Black Swan events in Korea?
A large water bird, the Black Swan, is living mostly in part of Australia and the species almost disappeared in New Zealand. The book titled the Black Swan authored by Nassim Nicholas Taleb is on the lips of many people in Seoul coffee shops these days.
He coined the Black Swan theory, a metaphor which features the concept that the event is a surprise to the observer and has a major impact. After the fact, the event is rationalized by hindsight.
Japan’s tsunami is one of the Black Swan event which put manual-oriented Japanese at a loss. The quake was a surprise to the world. It has a deadly impact on the world’s third largest economy with nuclear radioactivity blanketing the Fukushima area, larger than Seoul. In hindsight, people analyze that the damage of the uncontrollable tragedy could have been minimized.
Except for al-Qaida terrorists, including Osama bin Laden, the 9/11 attack on the U.S. including the Twin Towers in New York City in 2001, was a Black Swan event. The unimagined terror attack has shocked the world. Following the movie-like assault, pundits say the United States might have prevented it.
As the author says in his book, the disproportionate role of a high-impact, hard to predict, and rare event is beyond the realm of normal expectations in history, science, finance and technology.

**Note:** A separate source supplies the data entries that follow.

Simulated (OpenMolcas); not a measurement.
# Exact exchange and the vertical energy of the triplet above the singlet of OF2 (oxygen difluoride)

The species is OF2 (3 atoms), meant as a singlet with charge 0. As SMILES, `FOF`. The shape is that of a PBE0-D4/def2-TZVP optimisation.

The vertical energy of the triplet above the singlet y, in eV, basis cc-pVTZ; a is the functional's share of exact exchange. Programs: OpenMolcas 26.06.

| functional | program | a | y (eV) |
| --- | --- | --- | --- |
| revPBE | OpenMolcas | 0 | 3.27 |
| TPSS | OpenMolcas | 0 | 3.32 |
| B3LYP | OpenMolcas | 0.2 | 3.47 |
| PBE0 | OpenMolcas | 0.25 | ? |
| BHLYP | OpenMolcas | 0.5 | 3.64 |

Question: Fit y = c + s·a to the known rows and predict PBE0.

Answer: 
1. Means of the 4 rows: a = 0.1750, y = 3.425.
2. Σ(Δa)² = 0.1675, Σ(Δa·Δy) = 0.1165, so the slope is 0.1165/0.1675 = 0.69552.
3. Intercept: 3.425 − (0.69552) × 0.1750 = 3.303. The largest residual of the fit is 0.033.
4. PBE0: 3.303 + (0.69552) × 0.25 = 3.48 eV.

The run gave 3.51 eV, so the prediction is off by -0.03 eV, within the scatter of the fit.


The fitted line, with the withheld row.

Taleb, professor of risk engineer at a New York University, said, “The Black Swan is the first attempt in history of thought to provide a map of where we get hurt by what we do not know, to set systematic limits to the fragility of knowledge and to provide exact locations where these maps no longer work.”
The author has a natural disrespect for economists, statisticians, risk raters and Nobel economic laurels. He is provocative enough to categorize them as the great intellectual fraudsters. Their reliance on economic theorems and risk ratings has spawned occasional financial crises worldwide. He chided them for having the psychological biases, making people individually and collectively blind to uncertainty and unaware of the massive role of the rare event in historical affairs.
He said owing to the very nature of small probabilities, the Black Swan event has the non-computability of the probability. He believes the Fukushima accident took place due to the criminal stupidity of statistical science or the intellectual fraud dressed up with mathematics. Nobel laureate Daniel Kahneman said, ``The Black Swan changed his view of how the world works.''
Taleb said a Black Swan event is deemed improbable but causes massive consequences. He says Black Swan events explain everything about the world, but experts are blind to them. He says he offers tools to navigate and exploit a Black Swan world. At the risk of amplifying public anxiety and nervousness, Koreans can take a few improbable but high-impact Black Swan events on the Korean Peninsula.
The unification issue can be debated under the Black Swan theory. Koreans on both sides of the DMZ can make the unification, the Black Swan, the Gray Swan or the White Swan event.
Under the Black Swan scenario, the unification will come chaotically, suddenly and unexpectedly. Unprepared Koreans will be at a loss over how to cope with the historic incident. Kim Jong-il may decide to attack the South with nuclear bombs, killing hundreds of thousands of Seoulites. The South and the United States would counterattack the North with nuclear weapons, annihilating the dictator and his family members completely.
Following this exchange of the deadly bombs, the South takes control of the North. In hindsight, South Korean leaders can analyze that the super-tragic war might have been prevented unless Seoul has not taken the Cold War-like approach to contain the Kim regime. If this Black Swan scenario should take place, the Seoul government must adopt a more hawkish approach toward the North than what President Lee Myung-bak has been doing now.
Under the Gray Swan scenario, the improbable and less damaging event will occur in the North. Suddenly, people’s revolt explodes with the assassination of Kim Jong-il. Hundreds of thousands of North Koreans cross the DMZ, making it almost impossible for the South to control their exodus from the North. The two Koreas would see the reunification following the implosion of the Kim Dynasty in the North.
Few analysts expect the implosion of the Communist country, at least in the foreseeable future. Is the South prepared for this scenario? Under the White Swan scenario, Koreas can see the unification highly predictable and less damaging. They can even agree on the unification date and terms. This is the least damaging formula for Koreas. Through a joint diplomatic maneuvering, they can also persuade the neighboring powers, including China, the United States and Japan, to believe that the reunification will be helpful both for Korea and the powers surrounding the peninsula.
The Black Swan book gives Koreans the time to ponder over the future of the peninsula. A possible explosion of Mt. Baekdu or a nuclear accident either in the North or the South is not a Black Swan event as the similar accidents took place outside Korea. Governing party lawmaker Park Geun-hye’s victory or loss in the next presidential election will also not be a Black Swan event. Her decision not to run for presidency may be a Gray Swan event.